So many kids, limited in what I'm allowed to do.

My new frustration is that I am blessed to be in relationship with a lot of needy kids, and yet I am limited in what I can do for them.  Between being a "parent" volunteer for Boy Scouts, coordinator for our church's kids ministry, and coach for a new girl's soccer team, there are many children in my life.  And my heart breaks for several of them.  I just want to take them home and raise them.  I see all the ways their parents are failing them (yes, this is overstated) and it breaks my heart.  I am restricted in how I am allowed to discipline them, because I'm not their parent.  I don't get to give them each the one-on-one care that they need, because I usually see them in a group setting and I don't have the "right" to provide that one-on-one care, nor the time to provide it for all forty of them. And if I were given that blessing to care for them "one-on-one" which of them would I choose to the neglect of the others?

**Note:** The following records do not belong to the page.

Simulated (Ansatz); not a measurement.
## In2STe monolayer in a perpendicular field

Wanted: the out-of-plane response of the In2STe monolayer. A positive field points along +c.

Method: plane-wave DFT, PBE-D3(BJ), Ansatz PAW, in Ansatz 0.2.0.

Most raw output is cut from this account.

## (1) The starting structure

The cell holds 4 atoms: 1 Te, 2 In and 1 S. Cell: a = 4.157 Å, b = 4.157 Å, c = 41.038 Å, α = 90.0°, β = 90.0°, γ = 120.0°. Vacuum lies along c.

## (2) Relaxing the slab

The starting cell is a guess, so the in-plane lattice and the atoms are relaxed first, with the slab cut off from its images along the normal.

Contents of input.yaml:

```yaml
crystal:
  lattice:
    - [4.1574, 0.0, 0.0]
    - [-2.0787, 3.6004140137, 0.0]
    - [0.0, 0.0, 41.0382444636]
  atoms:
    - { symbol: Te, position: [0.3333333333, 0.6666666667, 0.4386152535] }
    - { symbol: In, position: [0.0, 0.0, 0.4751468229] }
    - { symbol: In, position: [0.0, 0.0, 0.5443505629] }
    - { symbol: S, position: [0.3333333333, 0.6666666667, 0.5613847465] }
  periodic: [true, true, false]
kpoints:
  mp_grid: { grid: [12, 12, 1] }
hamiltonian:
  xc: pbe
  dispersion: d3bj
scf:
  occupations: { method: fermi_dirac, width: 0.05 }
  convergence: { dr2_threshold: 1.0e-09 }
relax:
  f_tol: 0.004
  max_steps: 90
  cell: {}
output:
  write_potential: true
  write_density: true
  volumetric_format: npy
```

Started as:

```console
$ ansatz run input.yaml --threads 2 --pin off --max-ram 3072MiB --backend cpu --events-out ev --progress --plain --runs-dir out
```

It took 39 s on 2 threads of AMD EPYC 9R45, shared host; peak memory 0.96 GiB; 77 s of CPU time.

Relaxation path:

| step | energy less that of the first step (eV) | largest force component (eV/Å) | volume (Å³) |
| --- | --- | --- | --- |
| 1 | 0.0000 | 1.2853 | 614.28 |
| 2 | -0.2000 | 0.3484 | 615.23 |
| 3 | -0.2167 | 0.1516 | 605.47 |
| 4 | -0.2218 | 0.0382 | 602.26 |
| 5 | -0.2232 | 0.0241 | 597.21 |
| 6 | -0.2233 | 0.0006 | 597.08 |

In infertility circles we talk about that desire to take someone else's child home.  There is a sense that we could do a better job.  Some would say that we couldn't, it is just the perspective of the outsider, the childless adult who doesn't know how difficult it truly is to parent.  Perhaps at times it is also a socio-economic prejudice or judgment, evaluating parenting priorities from a different context.  Or maybe it is that loud intuitive call to be a parent that is not being expressed due to the infertility.

And so I feel inadequate in the role that I am being called to.  A teacher with only an hour a week to make an impact. And that one hour my time is divided between ten to twenty kids. All of whom I love.  All of whom I desire for their best. Does that one hour really make any difference?  I sure hope it does!